The Bible presents a key in the life of Abraham. Abraham encountered that living Person, revealing love and grace to him through His presence. But this encounter was not an end to itself; it was to accomplish the Lord’s purpose in time, to be a living testimony of His called-out ones on the earth (Heb. 11:8). Abraham’s faith was solidified through an accumulation of grace — not just through those moments of “instant grace” — by encountering the Lord over time. Even in Abraham’s failures, unfaithfulness, calculations, and faulty reliance on his own strength, he gained a spiritual maturity from the Lord. Abraham responded to the Lord throughout all types of encounters, a lifelong “accumulating” process to become a person with a powerful testimony richly constituted with grace: someone with substance, with purpose, with understanding, with faith. He gained the One pursuing him in love and mercy as his rich supply — accumulating grace for a life of tenting, being transformed by the work of the Spirit from an “exalted father” to a true pattern, the “father of a multitude.” 

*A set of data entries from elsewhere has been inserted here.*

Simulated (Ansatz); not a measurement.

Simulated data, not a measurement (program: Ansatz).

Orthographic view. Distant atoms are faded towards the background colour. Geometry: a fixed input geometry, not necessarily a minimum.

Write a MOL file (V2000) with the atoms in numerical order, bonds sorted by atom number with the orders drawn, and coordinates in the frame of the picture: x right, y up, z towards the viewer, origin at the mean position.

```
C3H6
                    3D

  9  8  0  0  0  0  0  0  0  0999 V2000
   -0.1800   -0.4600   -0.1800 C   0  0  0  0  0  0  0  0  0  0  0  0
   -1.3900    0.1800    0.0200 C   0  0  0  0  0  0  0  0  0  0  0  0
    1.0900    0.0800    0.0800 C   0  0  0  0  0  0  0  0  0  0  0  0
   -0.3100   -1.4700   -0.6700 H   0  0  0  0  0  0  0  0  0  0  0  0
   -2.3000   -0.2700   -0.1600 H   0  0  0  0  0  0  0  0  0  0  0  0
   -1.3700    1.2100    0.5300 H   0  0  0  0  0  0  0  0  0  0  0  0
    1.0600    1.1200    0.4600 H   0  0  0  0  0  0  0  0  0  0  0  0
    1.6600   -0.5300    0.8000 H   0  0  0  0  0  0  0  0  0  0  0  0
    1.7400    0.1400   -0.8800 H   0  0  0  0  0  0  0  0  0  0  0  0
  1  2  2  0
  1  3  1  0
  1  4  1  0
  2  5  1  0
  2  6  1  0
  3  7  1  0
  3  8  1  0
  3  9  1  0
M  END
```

Just like Abraham, we have our beginning in the Lord, and, in this age, the reality of a life of tenting as the church. We may also have miracles — specific moments of the Lord coming to us as grace in our lives. But do we recognize those moments to constitute and accumulate in us? Today, we need to move beyond seeking special, private feelings. Instead, we must receive and gather the grace hidden in each sovereign encounter so that we are equipped, constituted with the wealth of Christ, ready to feed, minister, and deposit the richness of Christ that’s been stored up in us into others. Grace, issuing from His love, is not just for the moment, but for the multiplication of life in hope. This life in hope is for something much greater, much grander than we once knew:

But as it is, they long after a better country, that is, a heavenly one. (Heb. 11:16a

(Above are notes of fellowship taken from a gathering on 7/14/2024, not reviewed by the speaker.)